I am a data and reporting analyst with a Computer Science major and Business minor who accidentally fell in love with the messy part in the middle: taking half-broken data and turning it into something leaders can actually use. Writing SQL is fun, but watching a VP say “oh, that actually makes sense now” is way better.
At Alberta Innovates, that meant helping move innovation funding data out of scattered spreadsheets and into Microsoft Fabric and Power BI. Most of my days were spent doing unglamorous things: chasing down what a column really meant, aligning metric definitions, and fixing the kind of edge cases that only show up the night before a review meeting. At Whistling Solutions, it looked like building simple experiment workflows so product changes had numbers behind them instead of “we feel like it’s better.”
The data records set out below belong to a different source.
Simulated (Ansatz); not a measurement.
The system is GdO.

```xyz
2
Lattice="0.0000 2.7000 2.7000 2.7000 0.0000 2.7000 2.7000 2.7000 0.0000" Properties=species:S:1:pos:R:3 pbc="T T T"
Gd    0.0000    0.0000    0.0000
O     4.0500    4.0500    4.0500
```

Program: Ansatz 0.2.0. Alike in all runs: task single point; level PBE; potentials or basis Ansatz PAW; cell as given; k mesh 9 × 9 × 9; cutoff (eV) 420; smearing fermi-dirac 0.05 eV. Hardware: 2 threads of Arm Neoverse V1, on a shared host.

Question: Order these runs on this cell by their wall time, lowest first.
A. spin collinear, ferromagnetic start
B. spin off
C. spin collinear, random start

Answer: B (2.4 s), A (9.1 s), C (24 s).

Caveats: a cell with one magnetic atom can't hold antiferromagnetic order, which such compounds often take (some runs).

I’ve noticed the pattern is almost always the same: unclear definitions, scattered sources, and smart people stuck in meetings debating which number is correct. My small obsession is building a calm, reliable layer between all of that and the people who actually need to decide. I like my data work the way I like my coffee: no drama, no surprises, and strong enough that people trust it.
When I’m not doing that, I read about data engineering practices I’m slowly growing into, tweak my own Power BI designs just to shave off one more click, and work on my French at a pace my friends find very entertaining. Somewhere between all of that, I’m trying to become the kind of analyst teams call when they want fewer dashboards and better decisions.